Common Soul By the Pound

Common Soul By the Pound
"I wanted that sound; that funk and soul food," says Common, stressing the f-word. "Something that could sound like it ain't no hip-hop song." While the continuing growth and maturity of Common's dextrous grasp is present on his fourth album, Like Water For Chocolate, the most significant change is the sound overhaul, courtesy of the Chicago MC aligning himself with ?uestlove of the Roots, D'Angelo and Slum Village producer Jaydee, all members of the formidable Soulquarians crew. Collectively, they address the lacking execution that Common freely admits scuppered 1997's One Day It'll All Make Sense.

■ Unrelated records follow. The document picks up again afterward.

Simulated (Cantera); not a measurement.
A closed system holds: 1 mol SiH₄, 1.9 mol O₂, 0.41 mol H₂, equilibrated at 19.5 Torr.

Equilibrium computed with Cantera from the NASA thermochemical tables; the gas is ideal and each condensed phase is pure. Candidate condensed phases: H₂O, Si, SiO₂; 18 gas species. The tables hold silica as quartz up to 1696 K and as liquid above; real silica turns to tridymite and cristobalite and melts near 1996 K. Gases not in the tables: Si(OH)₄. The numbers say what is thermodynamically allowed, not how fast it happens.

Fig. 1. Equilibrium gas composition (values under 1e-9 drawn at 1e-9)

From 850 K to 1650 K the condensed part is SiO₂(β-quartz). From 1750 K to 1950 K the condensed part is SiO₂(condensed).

Although Like Water For Chocolate adds to a long list of food references in his career, it was meant as both a literary and culinary allusion. "I named the album because I felt it was metaphoric to the way I cook up songs. I want people to feel what I am feeling when I create this music" Coming from another artist this sentiment could sound trite, but since 1994's Resurrection, Common's appeal has stemmed from his ability to intimately convey his vulnerability, frustrations and wit through his distinctive voice, versatile flows and marinated lyrics. Traversing diasporic traditions in vibrant and organic fashion, Like Water For Chocolate is inspired by Fela Kuti, enlisting the legendary Nigerian musician's son Femi as a guest artist. At the core of the music is soul, a word that elicits an animated response.

"Soul is a beautiful word, soul is so undefinable," says Common. "D'Angelo is soul. The Roots are soul artists, too. But what makes them soul? You feel their spirit. There ain't nothing technical or comprehensible about it."

Common felt a similar spiritual connection upon reading the stunning autobiography of former Black Panther Assata Shakur. He sought her out in Cuba, where she gained political asylum after escaping incarceration, to flesh out the vivid narrative "A Song For Assata." While he is more than capable of handing out damning indictments of rap materialism, as he did on buzz track "Dooinit," the experience has clearly represented an evolutionary step in Common's own spiritual growth. But he is also quick to acknowledge his own contradictions.

"I'm always striving towards perfection," says Common, humbly. "But I like watching pimp documentaries. I got a sense of humour too. It's not like everyday, 'Oh man, I'm all about this and nothing else.' That ain't realistic and that ain't me, so I ain't gonna try and portray that."